Berlin: A knee-high wall, a rusty gate, the brick foundations of razed buildings — such are crumbling remnants of the Nazi empire in the heart of Berlin known by historians as the "centre of evil".

Sixty-five years after the end of Second World War, a new exhibition centre is opening this week on the site where the feared Gestapo, SS and other Nazi agencies ran Adolf Hitler's police state from 1933 to 1945.

The centre adds a museum and a library to the previously Spartan exhibit known as the "Topography of Terror," which has attracted as many as 500,000 annual visitors for the last two decades to the former Prinz Albrecht Strasse. New exhibits document how Hitler's Reich operated and how Germans dealt with the dark chapter of history in the aftermath of Second World War.

The area — adjacent to the Martin-Gropius-Bau arts museum — once housed not only Hitler's secret police Gestapo and its prison, but also the leadership of the SS, the Nazi party's paramilitary unit, and the Reich Security Main Office, which combined and coordinated all different police agencies.

Nazi leaders such as Heinrich Himmler, Reinhard Heydrich, and Adolf Eichmann all had offices on the street.

Authenticity

The authenticity of the site is what draws people's interest, from the casual visitor to the detailed academic, said the centre's director Andrea Nachama.

"People coming to Berlin still want to know ‘Where were the agencies of terror? Where was the capital of the Third Reich?'" Nachama said. In addition to the new buildings, the new exhibit opens up the entire site, he said.

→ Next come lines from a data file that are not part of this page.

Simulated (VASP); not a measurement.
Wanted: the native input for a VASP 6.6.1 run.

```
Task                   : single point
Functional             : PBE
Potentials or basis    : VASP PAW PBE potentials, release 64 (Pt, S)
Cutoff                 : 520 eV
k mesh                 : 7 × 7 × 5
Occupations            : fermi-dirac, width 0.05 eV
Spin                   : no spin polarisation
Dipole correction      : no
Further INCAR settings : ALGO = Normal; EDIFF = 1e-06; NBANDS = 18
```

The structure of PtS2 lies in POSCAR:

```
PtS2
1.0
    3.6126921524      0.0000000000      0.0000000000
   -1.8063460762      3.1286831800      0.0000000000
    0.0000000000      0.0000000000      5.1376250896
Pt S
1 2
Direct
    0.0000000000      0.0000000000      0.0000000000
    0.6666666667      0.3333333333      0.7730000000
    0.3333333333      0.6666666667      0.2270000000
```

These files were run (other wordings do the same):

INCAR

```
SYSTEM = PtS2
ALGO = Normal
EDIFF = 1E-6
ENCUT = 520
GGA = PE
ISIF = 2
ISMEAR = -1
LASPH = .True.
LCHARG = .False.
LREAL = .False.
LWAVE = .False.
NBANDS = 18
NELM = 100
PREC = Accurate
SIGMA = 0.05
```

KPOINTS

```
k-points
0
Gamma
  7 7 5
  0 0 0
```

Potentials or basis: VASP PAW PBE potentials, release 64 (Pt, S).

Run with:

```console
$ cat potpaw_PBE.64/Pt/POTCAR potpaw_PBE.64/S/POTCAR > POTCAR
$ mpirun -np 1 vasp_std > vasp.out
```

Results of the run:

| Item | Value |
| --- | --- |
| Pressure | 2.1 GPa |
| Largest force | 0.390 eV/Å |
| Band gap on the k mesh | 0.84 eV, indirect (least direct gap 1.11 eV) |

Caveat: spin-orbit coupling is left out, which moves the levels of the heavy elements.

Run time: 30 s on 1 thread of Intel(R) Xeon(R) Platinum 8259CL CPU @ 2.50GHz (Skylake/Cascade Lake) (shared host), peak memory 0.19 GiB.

"Now, they can see the whole area for the first time, all 4.5 hectares not just one-eighth of it. They can see the layers of history on the site and they can come in and learn where the terror against millions was initiated and planned," he said.

The Nazis could have located all the agencies in more convenient locations at the edge of town, but chose to put them into the heart of their capital for a reason, Nachama said.

"Repression was used for political purposes," the historian said. "Fuehrer, Gestapo, and concentration camp were the key words of the Third Reich."

All citizens were to see clearly what would happen if they resisted — they would end up at Wilhelmstrasse or Prinz Albrecht Strasse, the street addresses of the complex that housed the offices.

The buildings were damaged during the war and levelled afterward, and the whole area, right next to the Communist-era Berlin Wall, was more or less forgotten.

Over the decades, it housed construction companies and a so-called autodrome where West Berliners could practise their driving skills before seeking a licence, and much of the site remained covered by rubble, grass and trees.

"It was the attempt to let grass grow over history in the true sense of the word," said Nachama, a former leader of Berlin's Jewish community.

It was not before the 1980s that interest in the Nazi-era significance of the site budded again and historians made part of the area accessible to the public.

While the city of Berlin and Germany's federal government came up with plans for a museum-like documentation centre in the late 1980s, planning errors and cost over-runs held up the project for more than 20 years before it was finally completed.

Nachama said it cost $12 million (Dh44.13 million) to raze part of a building that was started in the 1990s but proved unusable. The new documentation centre — a simple, but elegant single-story pavilion — cost some $25 million and stayed within budget, he said.